When Nariman has a fall and fractures his leg, Coomy, unwilling to put up with the inconvenience of looking after him, bamboozles Jal into agreeing with her plan and dumps the old man on his daughter Roxana, who lives with husband Yezad Chenoy and two sons, 13yo Murad and 9yo Jehangir, in a very tiny apartment in a building called Pleasant Villa.

The arrangement is supposed to last only 20 days. Coomy tells Roxana that Nariman may return to their large 7-room flat in a building called Chateau Felicity, once the cast is removed. But Coomy has no intention of letting Nariman return.

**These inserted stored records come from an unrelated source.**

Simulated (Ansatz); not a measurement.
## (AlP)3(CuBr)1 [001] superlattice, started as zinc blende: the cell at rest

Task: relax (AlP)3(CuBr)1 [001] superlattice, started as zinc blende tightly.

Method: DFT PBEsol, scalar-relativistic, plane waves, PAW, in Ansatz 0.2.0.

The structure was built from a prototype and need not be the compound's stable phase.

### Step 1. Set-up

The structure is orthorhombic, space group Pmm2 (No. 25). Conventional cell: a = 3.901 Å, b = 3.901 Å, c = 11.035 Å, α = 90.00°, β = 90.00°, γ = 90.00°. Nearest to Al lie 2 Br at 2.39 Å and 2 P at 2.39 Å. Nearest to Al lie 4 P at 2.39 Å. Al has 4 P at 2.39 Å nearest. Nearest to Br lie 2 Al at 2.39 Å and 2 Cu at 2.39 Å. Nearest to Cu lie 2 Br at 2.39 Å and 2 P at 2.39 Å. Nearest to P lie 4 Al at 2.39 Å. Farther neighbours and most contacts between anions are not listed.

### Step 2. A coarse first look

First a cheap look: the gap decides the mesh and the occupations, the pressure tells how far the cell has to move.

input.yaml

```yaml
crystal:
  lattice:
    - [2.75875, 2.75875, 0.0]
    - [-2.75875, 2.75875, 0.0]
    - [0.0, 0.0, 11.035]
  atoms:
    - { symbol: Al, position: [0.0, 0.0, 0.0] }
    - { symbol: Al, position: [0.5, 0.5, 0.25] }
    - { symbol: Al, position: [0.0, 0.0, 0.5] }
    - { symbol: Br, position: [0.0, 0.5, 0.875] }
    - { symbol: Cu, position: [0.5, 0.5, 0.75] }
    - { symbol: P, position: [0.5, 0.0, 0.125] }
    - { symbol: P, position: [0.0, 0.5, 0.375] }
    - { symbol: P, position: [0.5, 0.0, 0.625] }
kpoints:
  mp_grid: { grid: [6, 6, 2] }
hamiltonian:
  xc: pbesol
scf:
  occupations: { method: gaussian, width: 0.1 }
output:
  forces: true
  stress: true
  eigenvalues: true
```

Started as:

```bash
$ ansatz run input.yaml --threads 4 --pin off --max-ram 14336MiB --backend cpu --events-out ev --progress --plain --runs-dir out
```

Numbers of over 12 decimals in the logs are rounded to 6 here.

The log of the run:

Meanwhile, Yezad, frustrated with the inconvenience of having a bedridden man take up space in his little home and the additional expenses demanded, plans a little deception at work.

 

The story is set in Bombay, in the early 1990s, in the aftermath of the horrible riots that ravaged the city, following the demolition of the Babri Masjid. It was then that the city shed its lovely skin and turned into something ugly.

I treasured the stories about Bombay, seeing in Mr Kapur, the owner of Bombay Sporting Goods, where Yezad works, a kindred spirit.

The author talks with sensitivity and compassion about such subjects as the loneliness of old age, the frustrations of middle age, and the stress of having too many needs and not enough funds to satisfy them. He also highlights the issue of arranged marriages, a hoary Indian tradition which takes away the agency of choice from mature youth.

He has a gift for making the mundane pressure cooker whistles, ordinary stories of life in a Parsi colony come alive. This is life, bared in all its splendour and imperfection. The sights and sounds of everyday India transmuted to prose.

Despite its sheer breadth and length (at 500 pages), the book doesn’t seem lengthy. We are wholly invested, seeing the hubris of the characters, their arrogance and helplessness.

There are no villains here. Just people reacting to situations, not always wisely. The minor characters have extended sections and their own backstories, which makes them come alive. We warm to them, even though their lives intersect with the main plot only in passing. Vilas Rane’s letter writing, Daisy who plays the violin, Edul Munshi, the fixer-upper who breaks more things than he fixes, all their stories are utterly moving.

It was especially heartwarming to read about Nariman’s bond with his grandsons. The financial struggles of Yezad and Roxana were the stories of countless families across the land, where one meagre salary is stretched paper-thin to cover the needs of many.

Nariman is relatable and likeable. The tremor in his legs gives him the appearance of some pervert jiggling his thighs.

Nariman’s Goan girlfriend, Lucy Alvarez, is described by his parents as a firangi. Completely relatable in a country in which for all our diversity, we are all outsiders to the others, seeking the continuation of our legacies with those like us. The novel gives us many examples of this. There is also the prejudice of the Shiv Sainiks against the locals, Parsis against the ‘ghatis.’

Those who lived through the ‘90s will be reminded of the high-handedness of the Shiv Sena’s hardline Hindutva stance then, and their hypocrisy in hosting Michael Jackson while denigrating all things Western.

 

The book took me back to the 90s when the poor and middle class depended on the public distribution system and the ration card was an important document. Vilas Rane writing letters in three languages for the unlettered, in an era in which letter writing was the primary mode of communication. Family matters shared on paper, magic for the recipient. Like perfume. You don’t apply a whole bottle. Just one dab will fill your senses. Words are the same – a few are sufficient.

Parsi words like lufroo, buckro and the names of Parsi dishes like eedu, dhandar patiyo etc add a homely touch. I also found the names very interesting. The Contractors with the disaster in the ceiling, Vilie Cardmaster and her matka fixation, Munshi with his handyman obsession, the names are sometimes apt, at other times ironic. Pleasant Villa wasn’t all that pleasant for those that lived in its tiny apartments, and Chateau Felicity was mired in generational unhappiness. There is a theme running through the novel about reaping what one sows.

The cover was simple yet telling. Because the man on the cover has his back to us, it’s easy for us to imagine Nariman through his entire lifespan.

My only grouse was that the epilogue was much too long and didn’t feel like a wrapping up but a treading into newer waters. The back blurb wasn’t quite accurate, making Yezad’s deception out to be far worse than it was.